SAINT can also be configured to examine trust and dependency relationships in the target network; this feature exposes the real security implications inherent in network trust and services. For more information, including a FAQ, a tutorial and the latest version of SAINT, visit: http://www.wwdsi.com/saint/index.html
SATAN was designed to help system administrators responsible for the security posture of their systems; it is a tool for investigating the vulnerabilities of remote systems. SATAN systematically proceeds through a target network probing for common networking-related weaknesses and security problems. The vulnerabilities discovered are then reported to the user without actually exploiting them. For each problem found, SATAN offers a tutorial that explains the problem and the potential impact. SATAN also provides corrective actions including configuration changes, installing vendor bugfixes, or possibly disabling services. For more information or to download a copy of SATAN, visit the COAST file archive site:
ftp://coast.cs.purdue.edu/pub/tools/unix/satan 6.3.4. Detecting Attacks
As mentioned in section 6.3.2 above, denial of service attacks are very common on the internet. IOS access lists can be used to characterize the different packet types and to tentatively identify DoS attacks. Assume the following access list is applied to interface 14.2.0.20 of router North:
access-list 102 permit icmp any any echo log-input
access-list 102 permit icmp any any echo-reply log-input access-list 102 permit tcp any any established
access-list 102 permit tcp any any log-input access-list 102 permit ip any any
interface serial 0 ip access-group 102 in
This access list does not filter out any traffic but does separate the traffic by types.

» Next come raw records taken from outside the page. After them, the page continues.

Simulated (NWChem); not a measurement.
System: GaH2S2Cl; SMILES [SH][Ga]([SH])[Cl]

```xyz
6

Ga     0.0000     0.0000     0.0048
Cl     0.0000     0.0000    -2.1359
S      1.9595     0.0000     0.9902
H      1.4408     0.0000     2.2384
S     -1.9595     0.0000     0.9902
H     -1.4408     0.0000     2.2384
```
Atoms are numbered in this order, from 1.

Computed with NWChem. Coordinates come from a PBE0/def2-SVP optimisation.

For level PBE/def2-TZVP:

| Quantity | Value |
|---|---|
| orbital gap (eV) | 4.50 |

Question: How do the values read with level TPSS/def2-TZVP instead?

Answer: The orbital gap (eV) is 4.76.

An analysis of the packets arriving on the serial interface can identify the specific attack being used, a necessary first step in countering DoS attacks. To see the number of matches for each line in the access list, use the command show access- list 102. For more information about access lists, consult Section 4.3.
The signature of a smurf attack where router North is the ultimate target would show most of the packets as ICMP echo replies. If the incoming traffic consists mostly of ICMP echo requests, the attack is probably a smurf attack where North is a reflector.
In a typical smurf attack, the source addresses in the echo reply packets are limited to a few networks; these are the addresses of the reflector sites.
The third and fourth lines of access list 102 characterize TCP traffic. The keyword established in the third line matches any TCP traffic with the ACK bit set, that is, any TCP traffic that is not a connection request. The fourth line therefore matches only packets that are connection requests, the TCP SYN packets. In normal operations, TCP SYN packets account for a third or less of the total TCP traffic. In a SYN flood, these SYN packets typically outnumber other TCP packets many times over. Also, SYN floods usually contain packets with invalid source addresses; logging such traffic (as recommended in Section 4.3) will determine if such source addresses are present.
There is a paper on the Cisco web site titled “Characterizing and Tracing Packet Floods Using Cisco Routers”. This paper gives an overview of denial of service attacks and a detailed discussion of using access lists to categorize packets. The paper also describes how to trace DoS attacks and the complications inherent in packet tracing [2].
6.3.5. Attack Reaction Options
It is difficult for the ultimate target of denial of service attacks to stop or even blunt an active attack. If it can be determined that the originators of the attack are limited to a few addresses, it may be possible to apply specific filters at the external interface of the border router. If filtering is not possible, or not sufficient to stop the attack, the only response may be to contact the reflector sites to reconfigure their networks to shut down the attack. In a distributed attack, the ultimate target cannot filter out the attacking addresses. In this case, the upstream provider to the victim may be able to filter out all ICMP echo replies to the target network; this filter should only be in place temporarily and only as a stopgap measure.
It is almost impossible to protect a network from denial of service attacks. The best advice is to configure the router to check for IP spoofing, both inbound and
outbound, and to only allow services that are needed (see Sections 4.2 and 4.3). An on-going problem is that new attacks can appear so fast on the internet that
countermeasures are not immediately available. Still, the only defense is to be vigilant about security and to keep up with that latest security news by regularly checking a site such as CERT and implementing the latest patches from the vendors.